Brower is careful not to let Si Tayeb’s revolt collapse into familiar interpretive categories. The attack, he writes, “neither fits neatly into a story of Islamic revolt nor one of colonial accommodation, and it does not match the paradigm presented in studies of national resistance.” [60] Si Tayeb’s motivations were at once socio-political and religious, driven by the need to demonstrate continued divine favor to his followers. [61] Ultimately, “economic insecurity unleashed a host of social tensions and crises that created conditions for conflict rather than assuring a Pax Francus. With daily existence having become precarious, and the fabric of the social order having frayed, the people of Algeria sought solutions by following increasingly dangerous paths.” [62] The third and fourth parts extend this analysis into the domain of indigenous slavery—where French abolition rhetoric coexisted with, and in practice sustained, the institution it claimed to oppose—and into the metropolitan cultural fantasies bound up with what Brower calls a “fascination with the extreme and the archaic”:[63] Trumelet’s apocalyptic “Sahara sublime” and Duveyrier’s romantic idealization of the Tuareg as desert medievalists, literary tropes whose limits became visible in the 1881 Flatters massacre. [64]

Ideological Violence

Jennifer E. Sessions’s By Sword and Plow: France and the Conquest of Algeria (2011) belongs to the rigorously historical, methodologically pluralist tradition Conklin celebrated in her 2007 review. [65] Sessions understands the history of France’s colonies as integral rather than peripheral to metropolitan identity, and she is committed, like Cooper, to recovering causality rather than resting on description of abstract power relations: purely discursive approaches, she argues, vitiate “the explanatory force required to answer historical questions about empire’s origins.” [66] The book’s title borrows a phrase from Bugeaud; its argument engages the question of why French imperialists did what they did—and why metropolitan audiences accepted, even celebrated, what was done in their name.

Sessions enters this question by surveying the limits of established explanatory frameworks. Henri Brunschwig had argued in 1960 that French imperialism, unlike its British counterpart, was driven not by economic incentives but by “a passion for national honour and cultural extraversion,” expressed through the activities of “ambitious colonels and admirals conquering vast tracts of commercially insignificant territory.” [67] Sessions confirms Brunschwig’s negative conclusion: historians found that “the colonies offered little, if any net economic benefit and that empire impeded rather than promoted the development of capitalism,” and that decolonization “met with little opposition from business circles and caused no crisis of French capitalism.” [68] Conklin had urged scholars to attend more carefully to how evolving forms of capitalism shaped colonial and postcolonial conflicts, [69] but Sessions found that analysis of the colonial lobby shed little light on how empire’s image had developed through cultural fields—travel literature, advertising, film—that lay beyond political-institutional explanation. [70]

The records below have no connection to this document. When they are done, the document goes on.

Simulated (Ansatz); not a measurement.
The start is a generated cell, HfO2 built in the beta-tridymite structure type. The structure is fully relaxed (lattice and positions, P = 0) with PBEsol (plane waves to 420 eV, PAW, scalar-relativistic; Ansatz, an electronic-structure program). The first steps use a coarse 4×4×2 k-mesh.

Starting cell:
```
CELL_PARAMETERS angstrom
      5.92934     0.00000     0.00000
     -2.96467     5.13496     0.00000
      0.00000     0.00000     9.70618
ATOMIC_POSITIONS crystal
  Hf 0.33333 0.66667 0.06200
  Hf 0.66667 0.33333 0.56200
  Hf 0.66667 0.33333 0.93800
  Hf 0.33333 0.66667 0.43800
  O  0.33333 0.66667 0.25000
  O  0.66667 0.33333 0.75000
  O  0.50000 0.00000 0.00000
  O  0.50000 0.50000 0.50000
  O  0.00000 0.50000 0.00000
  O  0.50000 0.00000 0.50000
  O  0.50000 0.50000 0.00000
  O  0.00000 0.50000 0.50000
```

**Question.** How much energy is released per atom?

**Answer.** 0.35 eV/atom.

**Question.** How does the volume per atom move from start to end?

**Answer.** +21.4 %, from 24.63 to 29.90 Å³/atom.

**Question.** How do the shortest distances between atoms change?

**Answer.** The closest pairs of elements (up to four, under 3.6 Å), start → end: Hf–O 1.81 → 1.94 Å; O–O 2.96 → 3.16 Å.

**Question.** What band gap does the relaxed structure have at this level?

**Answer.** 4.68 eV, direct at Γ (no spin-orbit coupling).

Sessions turns instead to “political culture,” deploying the concept in ways that echo Keith M. Baker’s usage in Inventing the French Revolution (1990): the “set of discourses or symbolic practices by which individuals and groups in any society articulate, negotiate, implement and enforce the competing claims they make on one another and upon the whole.” [71] Political culture, in Sessions’s analysis, “provided the map by which nineteenth-century Frenchmen made sense of the colonial conquest unfolding on their public squares, stages, canvases, and print stalls.” [72] What this approach opens up is a way of thinking about causality that economic and political-institutional frameworks could not provide.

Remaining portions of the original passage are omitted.